I really love my Tokina 11-16

Rule #1 to being happy on location: Don't leave the lens you love at home.

I'm very much surprised with this perception of <'caveman voice'>urgh. change lens bad. you miss shot<'/caveman'>. You have an interchangeable lens camera because you've recognized that purpose built lenses perform better than do-everything lenses.

I mentioned in the comments my last trip. Here's how it broke down:

  • 16-35 f/4 + 100mm filter kit: Landscapes, cityscapes, general touristy shots
  • 85 f/1.2: portraits, aurora, telephoto touristy, anything at night
  • 70-200 f/4: daytime touristy, hiking/wildlife (this trip really wasn't about the wildlife, else I would have brought a 400)

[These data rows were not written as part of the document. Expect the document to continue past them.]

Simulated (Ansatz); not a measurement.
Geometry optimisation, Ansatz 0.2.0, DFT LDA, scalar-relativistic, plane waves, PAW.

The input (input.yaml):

The 16-35 lived on my camera most of the time followed by the cannonball. I didn't miss a shot because of a lens change. This is a fear that people have that I've found is rarely justified. You're not shooting a wedding - you're traveling. Take your time. (Or, use a hip/messenger bag for lens swaps. Don't worry about caps, your lens is tougher than you think. Detach, toss in bag, grab, attach, shoot.)

Also - I too did some bus tours on this trip. It wasn't an issue even setting up a tripod and taking ~5min exposures. Get to know your bus driver (I found out mine was a photographer on the side) - they do have a schedule to keep but they're human too and will give you an extra moment or two if you need it.

Yea, I know I didn't answer your question. It's because I disagree with the fundamental premise. If you really want a superzoom or a bridge over maximizing your photographic opportunity, then more power to you. But, I can tell you that personally, there's no way I could have walked away from Iceland satisfied had I only brought a superzoom. But, to each their own.